Thursday, December 13, 2012

If I ever have a daughter, I will tell her all of these things

Check out "10 Things I want my daughter to know before she turns 10" by Lindsey Mead Russell, which I was turned onto via feministing

My favorites are #1, 7 and 9:

"1. It is not your job to keep the people you love happy.  Not me, not Daddy, not your brother, not your friends.  I promise, it's not.  The hard truth is that you can't, anyway."

"7. You are not me. We are very alike, but you are your own person, entirely, completely, fully.  I know this, I promise, even when I lose sight of it.  I know that separation from me is one of the fundamental tasks of your adolescence, which I can see glinting over the horizon.  I dread it like ice in my stomach, that space, that distance, that essential cleaving, but I want you to know I know how vital it is.  I'm going to be here, no matter what, Grace.  The red string that ties us together will stretch.  I know it will.  And once the transition is accomplished there will be a new, even better closeness.  I know that too.

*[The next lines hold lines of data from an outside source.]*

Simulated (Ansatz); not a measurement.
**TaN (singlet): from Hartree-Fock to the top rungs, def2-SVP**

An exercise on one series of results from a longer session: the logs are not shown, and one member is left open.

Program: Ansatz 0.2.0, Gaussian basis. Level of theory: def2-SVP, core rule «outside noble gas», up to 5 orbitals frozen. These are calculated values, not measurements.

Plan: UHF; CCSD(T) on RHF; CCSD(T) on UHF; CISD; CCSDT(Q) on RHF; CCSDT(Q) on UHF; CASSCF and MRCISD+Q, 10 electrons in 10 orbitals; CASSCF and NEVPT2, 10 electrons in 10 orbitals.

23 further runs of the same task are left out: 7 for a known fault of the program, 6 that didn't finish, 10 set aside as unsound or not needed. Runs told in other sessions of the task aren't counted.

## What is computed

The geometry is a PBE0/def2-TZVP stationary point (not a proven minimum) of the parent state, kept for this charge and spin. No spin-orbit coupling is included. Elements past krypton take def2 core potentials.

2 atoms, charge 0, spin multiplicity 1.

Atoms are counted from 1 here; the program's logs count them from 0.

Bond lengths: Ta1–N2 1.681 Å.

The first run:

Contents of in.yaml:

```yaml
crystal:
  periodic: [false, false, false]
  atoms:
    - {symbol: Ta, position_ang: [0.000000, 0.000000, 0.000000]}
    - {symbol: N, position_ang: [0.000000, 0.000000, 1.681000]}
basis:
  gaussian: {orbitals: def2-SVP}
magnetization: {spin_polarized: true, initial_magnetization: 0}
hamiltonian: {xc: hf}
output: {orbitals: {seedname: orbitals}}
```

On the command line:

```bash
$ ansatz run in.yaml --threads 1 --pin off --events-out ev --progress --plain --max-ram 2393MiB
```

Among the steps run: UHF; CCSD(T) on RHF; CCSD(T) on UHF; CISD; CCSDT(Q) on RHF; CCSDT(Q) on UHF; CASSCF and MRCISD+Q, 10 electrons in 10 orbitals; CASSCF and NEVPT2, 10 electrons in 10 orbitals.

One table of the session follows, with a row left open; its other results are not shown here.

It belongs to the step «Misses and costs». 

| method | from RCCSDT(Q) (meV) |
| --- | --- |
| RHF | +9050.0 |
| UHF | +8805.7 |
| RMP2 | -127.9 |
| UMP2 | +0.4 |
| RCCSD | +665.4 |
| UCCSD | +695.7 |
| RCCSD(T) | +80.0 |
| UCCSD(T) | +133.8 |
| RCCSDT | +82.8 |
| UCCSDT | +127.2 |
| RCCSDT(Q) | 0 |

9. There is no single person who can be your everything. Be very careful about bestowing this power on any one person.  I suspect you are trying to fill a gnawing loneliness, and if you are you inherited it from me.  That feeling, Woolf's "emptiness about the heart of life," is just part of the deal.  Trying to fill that ache with other people (or with anything else, like food, alcohol, numbing behaviors of a zillion sorts you don't even know of yet) is a lost cause, and nobody will be up to the task.  You will feel let down, and, worse, that loneliness will be there no matter what.  I'm learning to embrace it, to accept it as part of who I am.  I hope to help you do the same.

but it's worth reading the whole thing.